Looks like the AFL-CIO is considering a new approach to help stem the loss of members, according to a report last week in the Wall Street Journal (subscription required).

In its annual membership report released earlier this year, the AFL-CIO stated it lost 152,500 members (among its affiliated unions) in 2012. Factoring in 82,183 new members, the net decrease came to 70,317 members, compared with 2011.

In all, 16 affiliated unions increased their membership while 25 unions reported losses. (Today, just 11.3 percent of American workers belong AFL-CIOto unions.)

In light of these troubling figures, it’s no surprise to read that AFL-CIO President Richard Trumka is looking to unveil a new strategy at its annual meeting in September that involves “partnering” more closely with groups such as the Sierra Club and NAACP. He noted that details about how these relationships will be structured are still being formulated.

Asked during an interview posted yesterday on Capital Download if these grassroots’ organizations would be part of the union affiliation, Trumka responded,  “Hopefully …” Some, he said, may pay dues while others may not.

Trumka pointed out that the AFL-CIO’s approach over the past 30 years hasn’t worked and “we need to do things differently,” adding that the hope going forward is to integrate with the community in way that’s reminiscent of the early days of the union movement.

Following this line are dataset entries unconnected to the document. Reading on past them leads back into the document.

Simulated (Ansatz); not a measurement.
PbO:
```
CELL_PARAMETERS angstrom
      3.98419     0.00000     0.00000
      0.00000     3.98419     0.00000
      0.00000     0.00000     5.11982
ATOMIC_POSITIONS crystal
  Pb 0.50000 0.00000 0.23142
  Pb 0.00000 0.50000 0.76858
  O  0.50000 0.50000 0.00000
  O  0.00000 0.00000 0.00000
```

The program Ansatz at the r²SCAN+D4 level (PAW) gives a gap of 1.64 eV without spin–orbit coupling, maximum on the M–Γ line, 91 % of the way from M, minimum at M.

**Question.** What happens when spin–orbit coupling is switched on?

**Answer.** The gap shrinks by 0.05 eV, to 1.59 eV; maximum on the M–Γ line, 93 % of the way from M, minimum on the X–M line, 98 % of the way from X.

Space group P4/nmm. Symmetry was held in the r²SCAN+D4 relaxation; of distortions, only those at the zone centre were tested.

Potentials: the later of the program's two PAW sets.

There’s no denying the AFL-CIO needs to do “things differently.” I’d be hard pressed to find someone who doesn’t think that’s the case. But whether this plan—which is expected to be unveiled at the AFL-CIO’s convention in September—is the answer to the AFL-CIO’s woes is certainly open to debate.

A story posted on USA Today’s website yesterday identifies some of the potential conflicts that could arise. “For instance,” the article said, “the Building Trades, which represents construction workers, supports the controversial Keystone XL Pipeline as a project that will generate jobs; the Sierra Club opposes it as a threat to the environment.”